Exploring CPU caches

Processors use system ram to temporarily store data for processing, but in addition to that storage there are also cpu caches, which hold tiny subsets of instructions or data chunks much closer to the cpu or even a single core, to further minimize time spent waiting for data to become available. System ram much faster than storage disks, but cpu caches are much faster than even system memory.

L1 cache

The L1 cache is both the smallest and fastest form of CPU caching, private to each CPU core. If a system is advertised to have "32KB L1 cache", it refers to 32KB per core, totaling to a much larger total value (although each core may only use the advertised amount). L1 caches are typically divided into separate sections for instruction and data storage to further optimize lookup times, and responds within nanoseconds. A tiny size of only a few KB (currently around 32-64KB) means address sizes are short, physical space is minimal and heat output negligible, so it can be placed extremely close to each core, reducing physical distance between the actual computing unit and it's data storage. It runs almost as fast as the core can process the instructions, making the execution of a L1 cached instruction practically free of i/o overhead.

L2 cache

L2 caches can vary depending on CPU. For some, they simply serve as a larger fallback for the L1 cache, while more sophisticated processors use it to as a shared cache for a group of cores (typically 2-4). This form of cache does usually not separate instructions and data, simply caching whatever is accessed most frequently. Having a size of several hundred KB up to a few MB combined with the larger physical distance to the cores using it means it is quite a bit slower than L1, but still much faster than L3 (or ram). It is a tradeoff between storage capacity and speed, significantly enhancing some multi-threading applications (albeit unreliably; depends if the application is only using cores from the same L2 cache group).

L3 cache

The slowest form of memory cache is used to store instructions and data accessible to all cores, further increasing it's physical distance to each individual core and address sizes. It is the largest of the three cache layers, with storage capacity exceeding 100MB on top-tier CPUs. While it is much slower compared to L1 or L2 caches, it is still significantly faster than the system ram, making it a good tradeoff for storing data that is frequently accessed by multiple cpu cores, reliably boosting the speed of mulithreaded applications.

How data is cached

When it comes to caching data for CPUs, there are two types of information one may want to cache:

Application data. When some variables or file contents are accessed repeatedly, keeping them in a quickly accessible cache layer increases performance. Most people think of this mechanism when talking about caching.
Instructions. Not too widely known is the fact that modern CPU instruction sets like x86 can be quite complex to decode into physical operations. Keeping a cache of what x86 instructions results in which physical operations can dramatically accelerate cpu performance without needing higher clock speeds or more expensive hardware.
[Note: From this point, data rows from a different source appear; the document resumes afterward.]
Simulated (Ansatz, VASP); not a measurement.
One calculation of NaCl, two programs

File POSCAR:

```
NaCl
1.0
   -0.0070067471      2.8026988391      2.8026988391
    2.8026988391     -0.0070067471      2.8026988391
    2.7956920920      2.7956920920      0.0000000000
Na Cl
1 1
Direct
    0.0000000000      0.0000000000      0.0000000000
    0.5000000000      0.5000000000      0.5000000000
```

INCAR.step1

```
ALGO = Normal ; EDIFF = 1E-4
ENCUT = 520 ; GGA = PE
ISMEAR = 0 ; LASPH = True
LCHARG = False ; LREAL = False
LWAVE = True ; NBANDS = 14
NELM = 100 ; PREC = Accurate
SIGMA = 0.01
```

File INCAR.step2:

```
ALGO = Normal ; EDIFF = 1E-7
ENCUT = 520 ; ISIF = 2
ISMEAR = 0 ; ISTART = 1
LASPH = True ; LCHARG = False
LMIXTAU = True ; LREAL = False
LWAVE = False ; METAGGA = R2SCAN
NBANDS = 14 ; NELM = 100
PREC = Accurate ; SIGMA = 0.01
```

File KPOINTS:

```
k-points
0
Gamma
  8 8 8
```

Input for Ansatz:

Caching is done with mostly proprietary caching algorithms, often based loosely on the principles of the LRU (least recently used) algorithm. Caching logic is then expanded with strategies like spatial locality (the data next to what i am fetching is likely needed next) and temporal locality (data i have previously fetched may be needed again soon). Intelligent design and implementation of caching mechanisms is what drives the reliably fast operations of modern processors.

Note: This article provides a rough overview of what cpu caches are, what information is cached and what roles they serve. Processor caching is an extremely complex topic, and the design and manufacturing of modern cpus is nowhere near as simplistic as this article's descriptions.